Last night's victory speech was familiar terrain for former Massachusetts governor Mitt Romney. Instead of asserting his conservative credentials or swiping at his Republican rivals, Romney focused his fire on Obama, with an extended attack on his leadership. "Mr. President, you were elected to lead, you chose to follow, and now it's time for you to get out of the way," Romney said.
This speech was his pivot to the general election-a generic message that can appeal to disgruntled voters and disaffected supporters of the president. And with his big, double-digit win in the Florida Republican primary, it makes sense to return to this terrain. Romney has regained the momentum he lost in South Carolina, and reestablished himself as the GOP's presumptive nominee for president.
The problem for Romney is that this should have happened much sooner. The conventional wisdom surrounding presidential primaries-at least, since 2008-is that competitive contests make for a better general election candidate. Barack Obama, to use the most prominent example, emerged from his hard-fought primary with Hillary Clinton with the skills necessary to triumph in the fall.
During his speech, Romney took a similar position, presenting this primary as one that will strengthen and unite the Republican Party. "As this primary unfolds, our opponents in the other party have been watching," Romney said. "They like to comfort themselves with the thought that a competitive campaign will leave us divided and weak. But I've got some news for them: A competitive primary does not divide us; it prepares us. And when we gather here in Tampa seven months from now for our convention, ours will be a united party with a winning ticket for America!"
But the GOP contest hasn't actually been competitive-from last year to now, Mitt Romney has been the frontrunner, even as Rick Santorum won in Iowa, and Newt Gingrich in South Carolina.
If anything, this has been a divisive primary, with the candidates savaging Romney in attempts to harm his standing with Republican voters. Jon Huntsman attacked Romney as a "well-oiled weathervane," whose views are the product of political expediency. Rick Perry took Romney's tenure at Bain Capital to paint him as a "vulture capitalist," who makes money off of the misery of ordinary workers.

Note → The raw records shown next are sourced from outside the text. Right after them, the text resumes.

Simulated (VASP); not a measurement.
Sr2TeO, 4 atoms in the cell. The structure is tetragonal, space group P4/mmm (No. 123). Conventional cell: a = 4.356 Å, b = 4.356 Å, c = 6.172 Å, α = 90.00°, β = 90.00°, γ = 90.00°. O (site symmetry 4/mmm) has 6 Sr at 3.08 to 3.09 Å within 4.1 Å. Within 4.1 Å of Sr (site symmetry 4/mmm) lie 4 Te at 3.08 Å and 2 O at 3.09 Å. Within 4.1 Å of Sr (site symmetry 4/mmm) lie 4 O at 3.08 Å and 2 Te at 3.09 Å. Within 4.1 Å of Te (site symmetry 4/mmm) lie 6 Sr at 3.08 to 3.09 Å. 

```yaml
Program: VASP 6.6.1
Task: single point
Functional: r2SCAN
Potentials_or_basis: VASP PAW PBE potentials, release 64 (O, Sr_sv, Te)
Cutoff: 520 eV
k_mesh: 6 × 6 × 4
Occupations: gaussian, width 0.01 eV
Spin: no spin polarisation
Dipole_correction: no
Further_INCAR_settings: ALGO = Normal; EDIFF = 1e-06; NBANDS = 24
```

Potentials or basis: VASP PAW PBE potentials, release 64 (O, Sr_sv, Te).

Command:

Newt Gingrich, Romney's closest competitor, has alternatively denounced the former Massachusetts governor as a "tool of Wall Street," a "liberal Republican," and a relentlessly negative candidate. "He has a basic policy of carpet bombing his opponents," Gingrich told Fox News Sunday, "He doesn't try to build up Mitt Romney, he just tries to tear down whoever he's running against."
Put another way, Barack Obama nominated his bitter rival, Hillary Clinton, to be Secretary of State after he won the presidency. Can anyone imagine the same from Mitt Romney if he wins the White House?
And all of this is to say nothing of Romney's self-inflicted wounds, made in the course of fending off attacks. Taken together, the Republican primaries have left the public with an unflattering portrait of the former governor. In the most recent poll from ABC News and The Washington Post, 49 percent of Americans view Romney unfavorably, a 15 percent increase from two weeks ago. For many voters, their first impression of Romney is of a plutocrat who views corporations as people, defrauds the public of tax dollars with offshore accounts, and plunders companies for the sake of profit (while firing workers for the pleasure of it).
With a national organization and a huge warchest, there's little doubt that Mitt Romney will win the next set of presidential primaries in Februrary, and continue his path to the nomination. But first impressions are everything in politics, and Romney hasn't done well. What's more, as long as Gingrich can stay in the race, the attacks are likely to continue.
If he isn't careful, Romney could end up like that other Massachusetts presidential candidate-John Kerry-who couldn't escape his first impressions.